Compilers take source code written in an input language, like C or Go, and translate it into a target assembly language for architectures like x86 and ARM. Naively, when we introduce a new language, we would write a compiler for each architecture it targets, and symmetrically write many new compilers for each new architecture. Instead, we introduce a universal intermediate representation (IR) language, and split our compiler into a frontend that compiles from the input source to the IR, and a backend that compiles from the IR to assembly. Now, each input language needs only one frontend, and each target language only one backend, instead of the quadratic number we needed before.

The LLVM project is a collection of compiler tools, most famously producing the clang C/C++ compiler which uses the frontend/backend style, with the LLVM IR in the middle. As another example, Rust’s rustc compiler is just a frontend that emits LLVM IR, and so Rust programs can reuse all of the hard work already put into optimising the LLVM backends.

I wanted to understand more about this IR and how it worked, and so I picked a simple language to write a compiler frontend for. I settled on Brainfuck, possibly the simplest real language there is. With only eight commands, programs operate on a linear memory of coninguous bytes, and can move the data pointer left (<) or right (>), increment (+) or decrement (-) the value under the data pointer, get user input (,), or write output (.). Critical for Turing completeness, we also have constructs for conditional jumps ([ and ]) that allow us to implement loops.

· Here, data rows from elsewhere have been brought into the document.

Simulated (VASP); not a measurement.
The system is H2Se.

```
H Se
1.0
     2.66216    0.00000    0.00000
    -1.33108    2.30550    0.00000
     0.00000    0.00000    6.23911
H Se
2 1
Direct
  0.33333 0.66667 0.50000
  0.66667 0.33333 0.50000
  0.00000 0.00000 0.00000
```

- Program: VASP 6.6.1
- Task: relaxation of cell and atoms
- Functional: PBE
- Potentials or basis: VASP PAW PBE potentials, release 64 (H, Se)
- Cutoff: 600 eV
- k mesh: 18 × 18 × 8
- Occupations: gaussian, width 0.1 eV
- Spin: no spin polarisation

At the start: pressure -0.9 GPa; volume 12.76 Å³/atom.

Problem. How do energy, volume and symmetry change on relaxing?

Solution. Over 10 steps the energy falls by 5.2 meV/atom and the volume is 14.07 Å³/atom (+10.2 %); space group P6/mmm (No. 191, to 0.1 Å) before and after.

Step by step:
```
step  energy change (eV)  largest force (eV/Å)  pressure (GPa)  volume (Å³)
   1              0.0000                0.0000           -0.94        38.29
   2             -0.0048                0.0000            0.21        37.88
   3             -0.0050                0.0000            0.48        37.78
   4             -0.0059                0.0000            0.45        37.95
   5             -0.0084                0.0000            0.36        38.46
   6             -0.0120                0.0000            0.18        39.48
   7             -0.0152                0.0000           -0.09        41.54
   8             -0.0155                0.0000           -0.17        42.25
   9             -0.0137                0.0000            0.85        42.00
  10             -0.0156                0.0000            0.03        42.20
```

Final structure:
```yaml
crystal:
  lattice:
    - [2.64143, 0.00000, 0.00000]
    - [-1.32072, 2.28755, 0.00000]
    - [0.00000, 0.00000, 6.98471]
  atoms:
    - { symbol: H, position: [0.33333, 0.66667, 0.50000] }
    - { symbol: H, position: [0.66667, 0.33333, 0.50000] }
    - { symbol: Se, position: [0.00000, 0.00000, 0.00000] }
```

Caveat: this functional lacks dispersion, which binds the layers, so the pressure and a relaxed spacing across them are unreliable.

To write a compiler frontend, we need to map these Brainfuck operations to the natural programming concepts of the LLVM IR. This IR is similar to assembly, except that registers are typed:

%reg = add i32 4, 2

The IR requires a particular form called single static assignment (SSA), where almost all instructions return a value, and temporary variables can only be assigned once. This restricted form opens up a large number of optimisations for the LLVM backend to perform once we give it our IR.

Control flow is also slightly different. Unlike assembly we can’t jump to arbitrary labelled instructions, but have to split our functions into a number of basic blocks. These must end in an instruction that changes the control flow, like branch (br) or return (ret), but all other instructions in them must not change the control flow. When we do a jump, we can only jump to the beginning of a basic block, not to the middle of it. This restricted form, again, allows the backend compiler to do many optimisations that it wouldn’t otherwise.

As an extended example, let’s see how my compiler frontend compiles the following Brainfuck code to LLVM IR. At a high level, this program adds six to the first cell (which starts initialised to zero), outputs this value, and then enters the loop, decrementing the cell repeatedly until it gets to zero, at which point we output this value and end the program.

++++++.[-].

If you would like to follow along yourself, you can clone the GitHub repository and run

docker compose up

which opens an interactive web interface at https://localhost:8080.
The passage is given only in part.